But even to transfer the energy requires energy, I guess?

As you've now read on Wikipedia about half the energy generated by the satellite is lost in the process of getting it to the ground as microwaves. Yet even that factor can be reduced and the efficiency can be pushed higher, at least in theory. Generating and transmitting microwaves is very efficient.

As for the sunlight levels, in geosynchronous orbit the Earth's shadow only shades a solar power satellite for about 1 hour, twice per year. Thus it's almost continuous sunlight.

Without giving it too much thought, I don't understand their claim that the panels could operate 24/7. The Earth would have to get in the way at least some of the time. I'll assume it's not that hard to constantly rotate a satellite given the fact that it's generating power continually, though.

If geosynchronous orbit perfectly shared Earth's axial inclination, then most of the time the power-sats will be in sunlight. Twice per year the Earth's cone of shadow crosses the orbital plain and there's shadowing for about 1 hour. Thus about 8764 hours of the 8766 hours in a Julian Year produce energy from power-sats. With power-sats spread around geosynchronous orbit evenly and it means for that brief period twice a year about 1/24 of the total power supplied drops out.
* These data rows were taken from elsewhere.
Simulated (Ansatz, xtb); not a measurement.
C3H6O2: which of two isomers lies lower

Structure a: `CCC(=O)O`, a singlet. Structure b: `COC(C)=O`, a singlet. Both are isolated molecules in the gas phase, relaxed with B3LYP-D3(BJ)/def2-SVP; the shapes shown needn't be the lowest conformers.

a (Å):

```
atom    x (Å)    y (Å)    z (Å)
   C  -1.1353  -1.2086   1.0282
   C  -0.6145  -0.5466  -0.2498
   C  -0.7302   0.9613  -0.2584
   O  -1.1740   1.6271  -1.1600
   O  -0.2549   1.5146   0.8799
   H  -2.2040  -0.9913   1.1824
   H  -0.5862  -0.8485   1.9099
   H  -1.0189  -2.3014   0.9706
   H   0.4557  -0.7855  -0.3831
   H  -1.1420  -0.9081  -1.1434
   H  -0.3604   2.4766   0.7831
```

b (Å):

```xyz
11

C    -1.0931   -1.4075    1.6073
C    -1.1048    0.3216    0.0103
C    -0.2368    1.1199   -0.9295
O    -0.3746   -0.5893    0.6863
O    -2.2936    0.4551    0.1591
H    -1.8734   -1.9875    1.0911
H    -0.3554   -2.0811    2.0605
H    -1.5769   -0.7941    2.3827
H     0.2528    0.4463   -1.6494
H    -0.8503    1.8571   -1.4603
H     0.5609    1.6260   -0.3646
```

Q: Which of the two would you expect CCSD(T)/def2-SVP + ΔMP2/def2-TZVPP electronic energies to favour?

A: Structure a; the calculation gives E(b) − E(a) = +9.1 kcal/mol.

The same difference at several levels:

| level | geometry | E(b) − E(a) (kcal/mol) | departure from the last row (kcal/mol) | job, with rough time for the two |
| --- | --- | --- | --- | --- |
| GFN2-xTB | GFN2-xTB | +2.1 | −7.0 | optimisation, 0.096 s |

As for rotating a satellite, with the right configuration you only have to set it spinning once and it will keep rotating the same way, forever. No frictional braking. However there are slight perturbations to account for from solar radiation pressure, which roughly cancels over the course of a year, so slight station-keeping impulses are needed to keep perfectly steady rotation. A proper gravitationally anchored design will keep its transmitter pointed at the ground and its panels forever pointed at the Sun.